The One Fold of the Redeemer
Monday was the feast of Blessed John Henry Newman, our Cardinal, and on Sunday night the traditional Night Walk to Littlemore took place, marking the arrival of Blessed Dominic Barberi to receive Newman into the "One Fold of the Redeemer" on 8th October 1845. We stopped and prayed on the way outside Trinity College, where Newman was an undergraduate, the University Church, where he was vicar, Oriel College, where he was a Fellow, St Alban Hall, where he was vice-Principal, the Angel Inn, where Blessed Dominic alighted the coach, two houses where Newman's mother and sister lived on Rose Hill, in Littlemore at the church and school built by Blessed John Henry, and then finally at the College, where he lived and then was received into the Church.
Here, outside the church of SS Mary & Nicholas in Littlemore:
For the feast, Fr Richard Biggerstaff came to preach. He was for three years Director of the St Barnabas Society, which assists clergy who become Catholics. Fr Biggerstaff is now Parish Priest of Molesey and Hersham. Here is Fr Biggerstaff's sermon:
When Blessed John Henry Newman left Littlemore he tenderly kissed his straw bed, the mantelpiece of his room and as he describes, ‘other parts of the house…..’
His set up there had been contentious. It was thought that he was instituting a high church monastery and the Bishop of Oxford, Dr Bagot called him to account. He assured Dr Bagot that this was a common house, shared between clergymen and others thinking of clerical life, and there was a school master too.
It was a house with a discipline: there was one joint meal, generally meat, often cold, taken at 5 in the afternoon.
The day began at 6 in the morning, but at 3 during Advent. How like the life of the Oratory here in Oxford!
By going to Littlemore, it is clear that John Henry Newman was embracing something new. He was not replicating collegiate life with an intense devotional twist, but rather embarking on a fervent time of prayerful reflection in good praying company. His home for four years, he was not to return for over twenty. And yet how significant Littlemore is in the story, for this was the place of his reception in to the full communion of the Catholic Church, for this reason his tenderness towards simple fixtures and furnishings.

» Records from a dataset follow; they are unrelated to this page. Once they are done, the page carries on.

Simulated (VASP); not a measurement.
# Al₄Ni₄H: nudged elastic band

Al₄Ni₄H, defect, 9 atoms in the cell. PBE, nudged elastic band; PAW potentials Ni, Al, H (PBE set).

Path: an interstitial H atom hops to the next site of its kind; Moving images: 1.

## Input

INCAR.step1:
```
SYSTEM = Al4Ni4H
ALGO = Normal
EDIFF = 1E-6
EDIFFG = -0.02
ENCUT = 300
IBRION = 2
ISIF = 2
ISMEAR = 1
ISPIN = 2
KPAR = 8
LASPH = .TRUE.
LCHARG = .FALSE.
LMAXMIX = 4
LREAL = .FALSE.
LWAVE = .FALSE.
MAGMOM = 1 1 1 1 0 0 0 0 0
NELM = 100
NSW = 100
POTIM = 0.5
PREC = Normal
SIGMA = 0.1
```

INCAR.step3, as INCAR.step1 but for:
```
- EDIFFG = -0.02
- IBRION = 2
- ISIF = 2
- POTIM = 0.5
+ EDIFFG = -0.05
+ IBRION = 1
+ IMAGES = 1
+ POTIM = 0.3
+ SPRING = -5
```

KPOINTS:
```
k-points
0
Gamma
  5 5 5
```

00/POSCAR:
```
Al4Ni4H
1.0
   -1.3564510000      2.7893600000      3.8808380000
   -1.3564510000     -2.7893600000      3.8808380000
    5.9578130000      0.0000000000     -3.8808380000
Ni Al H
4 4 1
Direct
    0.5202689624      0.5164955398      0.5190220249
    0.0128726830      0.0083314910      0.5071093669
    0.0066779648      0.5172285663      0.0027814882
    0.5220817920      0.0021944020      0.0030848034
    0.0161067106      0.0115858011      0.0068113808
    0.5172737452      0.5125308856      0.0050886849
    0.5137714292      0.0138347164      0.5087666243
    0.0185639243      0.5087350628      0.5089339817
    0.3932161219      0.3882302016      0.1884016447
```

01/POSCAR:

And this is our reason for a pilgrimage to Littlemore. That place where he had asked Fr Dominic to do the deed. Warmed and willing, Blessed Dominic Barberi had arrived on 8 October, and now we mark the feast of Blessed John Henry Newman at the time of that great event, the reports of which were said to have rocked Protestant England.
At about the time Newman left Oxford for Littlemore subscriptions were being raised for the Martyrs’ memorial in the centre of the city. Newman’s opponents mischievously sought some contribution from our Beatus, together with others like Keble and Pusey. Pusey apparently gave reluctantly. Evangelicals, objecting to a cross, wanted a church.
Eventually Gilbert Scott won a competition and the memorial, in all its ambiguity stood as a sign of no popery. The slate honours board of the University Church tells the story and the Catholics have their cost of conscience fleshed out by a very helpful pink pamphlet from Blackfriars.
I have often stood near the pulpit in St Mary’s and, thinking of it as Newman’s with convert clergymen, said a prayer. On one occasion, Methodist preachers from Oklahoma were making a similar pilgrimage; although for them church and pulpit were Wesley’s.
For the last three years I have been at Wolvercote, spending privileged time with that movement of the heart which inspires a minister or a religious in another Christian community, to follow what Blessed John Henry Newman did on that October night in 1845.
Littlemore, that memorial, and the pulpit (or at least the site of the pulpit if not the original), have been part of the tour for our visitors. And in God’s providence Wolvercote has had its own Newman association, for although Blessed John Henry Newman would not have known the old vicarage (the base of the St Barnabas Society), he would have been a frequent visitor to the church.
A series of temporary curates served St Peter’s Wolvercote until the middle of the 19th century. In 1834, on several visits, JHN was amongst that happy band. And this simple fact has delighted our converts’ aid visitors.
Amidst the richness of thoughtful theological thinking, in the faithfulness to prayer and the ascetic life, in the connections and the profile, it is consistently the moment of conversion which has been the Newman point of reference for those who come our way.
And whilst this is a journey (a pilgrimage and a coming home…) as they are fond of saying in parish instruction and preparation for the sacraments for adults, it is first and foremost a moment. A moment of sacramental grace in penance, confirmation, and Holy Communion through which a Christian of another confession becomes a Catholic.
For some, especially those who have been clergymen, this is the stage of the journey seems an illusive, a shaky, shadowy time, put off and agonised over; but for many it is a moment which is, yes painful, but gloriously inevitable.
And so there is much to kiss tenderly, as an act of farewell., of course there is, but at the heart of Blessed John Henry’s moment, which this feast marks, is the conviction of the One true fold, the fullness of faith at the heart of the Catholic Church.
And the religion of memorials and special pulpits and even medieval chancels and old vicarages will no longer do for those who allow the heart of John Henry, as well as his mind, to speak.